Implementation

Hardware

We received approval from AUTOLab's PI, Professor Ken Goldberg, to use the AUTOLab lab space along with any lab equipment we would need.

Perception

We use the PhoXi sensor to capture a depth and grayscale image of the workspace. The depth image is represented in code as a numpy array where each entry is the corresponding pixel's distance from the depth sensor, in units of meters. The grayscale image is a numpy array with entries ranging from 0 to 255. The depth and grayscale images have the same dimensions, so every pixel has a corresponding brightness and depth value.

Segmentation

Glare reduction
Due to glare, the reflection from the metal channel often appears brighter than the cable itself in the image. To circumvent this, we identify the brightest point in the image and overlay a black circle around that point, so that it is no longer the brightest point in the image.

Isolation
After the brightest point is covered, the next brightest point is nearly guaranteed to belong to the cable. We execute a flood-fill algorithm from that point to segment the cable.
Flood-fill is a variant of breadth-first search, looking at neighboring pixel values and considering them to be part of the cable if the difference in depth between the current pixel and the neighboring pixel is less than a certain threshold. The search stops when the depth of all neighboring pixels exceeds the threshold or when all neighboring pixels have been visited.
After the cable is segmented, we return to the original brightest point on the image, which was on the channel, and execute flood-fill from there to segment the channel.

Tracing

To remove noise picked up by the flood-fill algorithm, we use color thresholding on the grayscale image to eliminate incorrectly identified points in the image. We use this thresholded grayscale image as a mask on the depth image, extracting the points corresponding to the cable. However, this sometimes removes points on the cable itself, so we use a Gaussian blur on the depth image to fill in lost details and make the cable stand out even more from the background.

Endpoint detection

We detect cable endpoints by looking for cable (yellow) pixels that are surrounded by non-cable (purple) pixels on three sides. With the large image we get from segmentation, many points on the cable are classified as endpoints, especially near the curves. To circumvent this issue, we compress the image by a factor of 30 to pixelate the image. This makes endpoints much easier to detect using our 3-neighbor method, and we then take the corresponding pixel value in the original image as the endpoint of the channel.

Pick and Place

Once the endpoint of the cable and channel are identified, we plan a trajectory to pick and place the cable onto the channel. We use three libraries, tracikpy to calculate inverse kinematics, yumiplanning to plan a trajectory for the YuMi, and yumirws to execute the trajectory, which are all part of the core AUTOLab library.

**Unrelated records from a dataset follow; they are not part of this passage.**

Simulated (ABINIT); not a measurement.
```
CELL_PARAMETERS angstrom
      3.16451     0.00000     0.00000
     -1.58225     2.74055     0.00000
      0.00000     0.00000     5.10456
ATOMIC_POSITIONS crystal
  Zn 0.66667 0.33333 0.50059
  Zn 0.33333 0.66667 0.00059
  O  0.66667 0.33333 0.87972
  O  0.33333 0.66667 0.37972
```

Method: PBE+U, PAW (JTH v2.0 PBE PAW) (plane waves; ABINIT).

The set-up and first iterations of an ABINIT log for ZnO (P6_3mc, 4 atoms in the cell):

We made several modifications around AUTOLab's version of tracikpy and yumiplanning:

• When an inverse kinematics(IK) solution trajectory outputted resulted in large jumps in the joint angles, we discarded the solution and repeatedly queried the solver to generate a new trajectory without jumps.

• To prevent the robot from executing an inefficient trajectory, we set waypoints along the path, including a "home" position for each arm that it would return to after a set of motions, and a point vertically above each place and press point to ensure the arm doesn't collide with the channel, moving the channel and disabling itself from hitting force limits.

The pick and place trajectory proceeds as follows:

1. Set the cable end point as the pick point.

2. Set the channel endpoint as the place point.

3. Move the grippers to the pick point.

4. Close the grippers to pick up the cable.

5. Move the cable end up.

6. Move to Z-location above the place point.

7. Drop the cable end onto the place point.

Fitting

We then fit the cable into the channel by pressing down along the length of the channel. We identify the second endpoint of the channel using the same flood-fill from before, and compute the slope between the two endpoints to determine the orientation of the channel. We sample n points along this computed line and press down on these points with the grippers closed to fit the cable into the channel. We experimentally determined n = 31 to be reasonable for this channel, but this can easily be changed for other channels.